Life is full of changes, some good, some bad, some that happen, some that require a leap, whether it’s a push or voluntary.
Change of the forcible kind hit me last week when the world jolted off its reassuring axis and crashed.
I have a fantastic blue-sky pendant made by a local silversmith-artisan-beautiful-person that is stamped on the back: “Freedom lies in being bold.” I bought it last year after looking at it and thinking about it, right before my trip to Montana, during which I crammed in two drive-throughs of America’s oldest national park and a friend’s wedding in one of the perfect places on Earth and my PZP training.
I wear it to try to be bold … wishing I could be as bold as it suggests. Knowing I fall well short of the mark. I wear it for courage, to take in the power of sunshine in the heavens … and I needed every ounce last week. His was more than mine.
I simply cannot – and so often don’t try to – express my gratitude enough that so many people love and enjoy the mustangs of Spring Creek Basin. Through ups and downs, amazement and sorrow, pain and frustration and the greatest joy I’ve ever known, I am grateful to all of you for coming along on this journey with me. For those of you I’ve met, for those of you I’ve met only through comments and emails, for those of you I’ve never met but have met the horses, fallen for them, tumbled head over heels for these incredible beings that live so simply, that have stirred the national conscience about what’s right and wrong with how we treat animals, each other, all our neighbors on this big blue round rocket in the infinite every-sphere we call home.

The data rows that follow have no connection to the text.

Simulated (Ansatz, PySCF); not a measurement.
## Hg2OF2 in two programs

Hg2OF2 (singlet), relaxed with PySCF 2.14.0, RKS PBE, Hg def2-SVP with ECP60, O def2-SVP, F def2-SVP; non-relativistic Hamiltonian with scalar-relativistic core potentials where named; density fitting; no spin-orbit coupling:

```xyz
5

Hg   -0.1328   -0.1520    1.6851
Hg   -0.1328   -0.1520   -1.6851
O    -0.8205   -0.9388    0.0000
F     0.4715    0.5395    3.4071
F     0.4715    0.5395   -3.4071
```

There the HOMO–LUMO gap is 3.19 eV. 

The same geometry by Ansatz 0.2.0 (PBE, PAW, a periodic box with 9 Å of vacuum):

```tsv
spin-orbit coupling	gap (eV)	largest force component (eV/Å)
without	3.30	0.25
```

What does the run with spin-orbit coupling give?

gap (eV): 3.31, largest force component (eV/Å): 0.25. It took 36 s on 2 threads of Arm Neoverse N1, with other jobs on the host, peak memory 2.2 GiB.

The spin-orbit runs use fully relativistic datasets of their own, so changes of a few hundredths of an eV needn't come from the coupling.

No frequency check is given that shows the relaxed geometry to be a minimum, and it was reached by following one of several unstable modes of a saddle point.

I am a loner. Pure and simple, I am the lonest of lone wolves. After almost four years of visiting the horses almost weekly, I finally realized one day this spring during a peaceful pleasant daydreaming hill-time with Alegre’s family (before Aurora’s arrival) that I think of myself as neither lonely NOR alone (“alone but not lonely”). I mean, duh. I’m with the horses.
But I love sharing them. With people. With YOU. Whether I know you or not, that you know the horses brings me the most incredible joy. When I’m not ranting (to myself) about the ills and craziness of the world (Norwegian dude goes and bombs people, then spends an hour and a half shooting people – KIDS?! – while dressed as a cop?!), near and far, I am thinking about how to share the beauty of their world, them, the beauty of a particular place and beings in the world that I have come to know so well, want everyone to love as much as I do.
Sometimes, bad, horrible, awful, hurtful things just happen. No one is at fault, the world won’t end, most of the world won’t even know about it. But he was here and real and living and breathing and traveling and touching my life (heart, with his, huge) and that of others and beautiful and doing what he did, and he is gone, and though my heart has shattered (again), it is already healing with the help of what is left behind – those he knew and who knew him – and thought of him: loved.
Not yet … not yet …
I am an independent sort, and one of my biggest frustrations in this life is the need to rely on others for certain things – things that rarely get done as well as I think I could do them – if I could. Physically? No. The “yes you may” kind of being able to do what needs to be done. Permission. Allowance.
Because that’s the way of it.
It comes full circle in waiting for bureaucracy.
But sometimes, even in the most bureaucratic of bureaucracies, things get done because they must – because to do the thing is the right thing to do. I witnessed that last week, and it gave – gives – me hope.
Remember that when I found Hook’s band without Ember’s new foal – Indy – Twister also was missing? I thought he’d turn up. I thought he’d be with the youngsters or with Duke or maybe Sundance. I thought he’d be fine.
He did turn up. He wasn’t fine.
He was way up the hill above Wildcat Spring – near the place where I first visited with Indy – and he was hurt. Badly, horribly, no-turning-back hurt. He had lost a lot of weight. I don’t know when he’d had his last drink of water.
Some would tolerate that suffering. Some would not, and they came in the morning and freed a beautiful wild soul in the last – best – compassionate act they could perform for him. For that, they have my eternal gratitude.
Sometimes, you do need someone else, who not only has permission but ability – and the compassion to do what must be done – and well.
I know this has been a rambling post, off-kilter with things seemingly unconnected. I could have listed the things I knew about Twister – orphan, maybe a sire, probably a brother, definitely a son, a young stallion looking for his own family. A fuzzy little odd-colored colt with a wonky knee who adored a filly named Two Boots who took his son/brother under his wing and who grew into a silver reflection of our great stallion Traveler.
But that’s only what I knew. He was so much more. They all are. And that’s why we fight for them – for what we k-n-o-w, for all that we don’t know anything at all.
Now he’s always free. Always home. Always with us. Always ours.
And for what we knew, I’ll keep bringing you the stories I know, theirs to share with the greater world, so we know a little more beauty, to counter a little more of the hell we read about every day.